Volkswagen faced deteriorating financial performance amid US tariffs and weak demand.
Volkswagen Group has revised its financial expectations for the year downward: operating sales profitability is now estimated to be in the range of 4% compared to the previous threshold of at least 5.5%. The main reason was the increase in costs by €1.3 billion in the first half of the year due to US tariffs of 27.5%, as well as expenses on internal transformations and growth in the share of electric vehicle sales with lower margins.
At the same time, the conglomerate forecasts almost zero revenue growth instead of the previously expected 5%, and has also rolled back the free cash flow forecast. The lower boundary of the new range assumes that tariffs remain at the previous level until the end of the year, whereas the optimistic scenario is based on their reduction to 10%.
The automaker is under pressure in three key regions: the US (Audi and Porsche suffer from import tariffs), Europe (restrained demand and high production costs), and China, where VW is losing market share to local brands.
It is separately noted that the Traton truck division has reduced its forecast for adjusted operating profit by 29% in the second quarter due to the same trade barriers, weak growth in Europe, and a decline in orders in Brazil.

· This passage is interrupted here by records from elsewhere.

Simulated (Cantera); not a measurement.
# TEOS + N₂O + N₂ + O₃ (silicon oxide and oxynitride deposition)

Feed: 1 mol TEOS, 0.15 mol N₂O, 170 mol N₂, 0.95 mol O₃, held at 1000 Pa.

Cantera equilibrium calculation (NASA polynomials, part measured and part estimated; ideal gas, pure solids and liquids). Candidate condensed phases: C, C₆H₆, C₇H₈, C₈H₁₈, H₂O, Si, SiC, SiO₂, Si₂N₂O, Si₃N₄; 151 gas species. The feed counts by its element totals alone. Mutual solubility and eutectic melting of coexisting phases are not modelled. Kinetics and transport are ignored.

Among the positive aspects is the 73% increase in electric car deliveries in Europe in the second quarter, largely thanks to the VW ID.7, Audi Q4 E-tron, and Skoda Elroq models, as well as rebates that diverted some buyers from Tesla.
To strengthen positions in the market, the group relies on a collaboration with Rivian in the US and Xpeng in China; however, the first results of these alliances are expected only next year.